The ability of making tools and using them is one of the many things that makes us special and the skills to use tools properly is what makes some of us elites.
As software engineers, interacting with Git is an important part of our daily life. These days Git is the de facto standard of version control systems and almost everyone uses it. Git is of one those special tools that every engineer has to be familiar with, since it's widely spread in the tech world. It will be a big surprise if you find a new project or company that is not using Git.
As a free software contributor, I spend all my professional career in FOSS communities and projects and proper use of Git seems so natural to me. But to my surprise, every now and the I witness how some "commercial engineers" (air quote) uses git and it makes me sad that in a commercial space which you get paid to build technology people do so poorly. After a lot of these type of incidents I've decided to put together a document to help improving my team's Git workflows. While there are plenty of reading materials up on the internet dedicated to Git best practices, I thought it might be useful to publish that document publicly to help others as well. For the lack of a better word I've chose the title "Git Etiquette". Following Git etiquette help teams to get more out of their git workflows and avoid frustration.
I'll try to keep it short and refer to essays from others who explained it much better that me. I borrowed some of the words from the others and I included most of them in the resources section to best of my ability, but since I wrote the original document so long ago and that suppose to be a private doc for few people some of the resources might have been lost.
Also, I'll add more items to the least overtime.
Commits are the building blocks of version controlling via Git. It's obvious that improving the commit quality will result in improvement in the overall quality of the repository.
Single purpose commits
Oftentimes engineers working on something get sidetracked into doing too many things when working on one particular thing like when you are trying to fix one particular bug and you spot another one, and you can’t resist the urge to fix that as well. And another one. Soon, it snowballs and you end up with so many changes all going together in one commit.
This is problematic, and it is better to keep commits as small and focused as possible for many reasons, including:
- It makes it easier for other people in the team looking at your change, making code reviews more efficient.
- If the commit has to be rolled back completely, it’s far easier to do so.
- It's straightforward to track these changes with your ticketing system.

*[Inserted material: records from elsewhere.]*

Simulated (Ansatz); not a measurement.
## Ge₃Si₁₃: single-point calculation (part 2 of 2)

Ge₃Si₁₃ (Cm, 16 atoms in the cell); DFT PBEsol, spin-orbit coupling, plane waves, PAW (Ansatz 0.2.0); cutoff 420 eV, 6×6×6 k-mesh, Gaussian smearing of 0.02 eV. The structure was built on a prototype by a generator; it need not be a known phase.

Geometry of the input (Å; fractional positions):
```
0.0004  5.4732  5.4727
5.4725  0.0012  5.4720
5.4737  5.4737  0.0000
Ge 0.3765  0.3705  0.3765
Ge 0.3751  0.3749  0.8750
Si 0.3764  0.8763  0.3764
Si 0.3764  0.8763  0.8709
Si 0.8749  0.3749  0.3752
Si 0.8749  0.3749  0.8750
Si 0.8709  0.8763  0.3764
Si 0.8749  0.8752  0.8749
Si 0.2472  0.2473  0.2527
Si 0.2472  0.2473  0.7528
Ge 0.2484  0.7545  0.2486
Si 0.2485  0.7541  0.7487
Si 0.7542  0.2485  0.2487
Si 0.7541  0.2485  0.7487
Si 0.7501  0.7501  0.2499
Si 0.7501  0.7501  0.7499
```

- It helps you mentally parse changes you’ve made using git log.
A commit should be a wrapper for related changes. For example, fixing two different bugs should produce two separate commits. Small commits make it easier for other team members to understand the changes and roll them back if something went wrong. With tools like the staging area and the ability to stage only parts of a file, Git makes it easy to create very granular commits.
On many occasions we need to inspect the Git history to find something. A commit, specific changes, find clues about errors or even to find the engineer who made a certain change. I have bittersweet experience when it comes to dealing with commit messages in the Git history of projects. Let me demonstrate with real examples.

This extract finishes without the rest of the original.